These light, crispy phyllo pastry roll-ups are filled with spinach, breadcrumbs, and feta cheese. Best served warm out of oven.
INGREDIENTS (for 4 servings):
- 1/2 cup olive oil
- 1 bunch green onions, chopped
- 2 (10 ounce) packages frozen chopped spinach, thawed, well drained
- 2 tablespoons chopped fresh dill
- 3 extra large eggs, lightly beaten
- 7 ounces feta cheese, crumbled
- 1/4 teaspoon salt
- 1/4 teaspoon freshly ground black pepper
- 40 sheets frozen phyllo pastry, thawed in refrigerator
- 1 cup unsalted butter, melted
- 1/2 cup plain bread crumbs
Preheat oven to 400 degrees F (200 degrees C).
In a medium skillet, heat olive oil over a medium heat. Stir in green onions and cook until soft, about 5 minutes. Set aside.
Meanwhile in a large bowl, combine spinach, dill, eggs, feta, salt and pepper. Add reserved green onions, and mix well.
Unfold 1 sheet of the phyllo pastry, brush with melted butter, and sprinkle lightly with breadcrumbs. Lay another sheet directly on top of the first sheet; repeat butter and breadcrumb steps. Continue to do this until you have 10 layers.

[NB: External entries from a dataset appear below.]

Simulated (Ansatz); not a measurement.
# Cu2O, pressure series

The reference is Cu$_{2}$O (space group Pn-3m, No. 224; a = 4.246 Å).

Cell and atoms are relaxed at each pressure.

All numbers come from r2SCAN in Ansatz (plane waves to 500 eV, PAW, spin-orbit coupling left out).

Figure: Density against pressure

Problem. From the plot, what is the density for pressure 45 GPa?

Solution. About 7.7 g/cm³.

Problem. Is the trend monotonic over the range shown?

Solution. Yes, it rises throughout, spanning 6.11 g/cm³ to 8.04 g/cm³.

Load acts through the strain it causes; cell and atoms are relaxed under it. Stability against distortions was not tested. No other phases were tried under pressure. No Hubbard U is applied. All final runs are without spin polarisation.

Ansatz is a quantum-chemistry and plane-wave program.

Spoon 3/4 cup of spinach mixture (in a sausage-like shape) along longer edge of the top sheet. Roll it up, place on baking sheet, and brush lightly with butter. Score off 1-inch rounds by marking with a knife for easier cutting later. Repeat process with the remaining pastry sheets. You will have 4 rolls total when finished.
Bake in a preheated oven for 12 minutes or until edges are lightly brown. Cut into individual servings where you have marked. Serve immediately.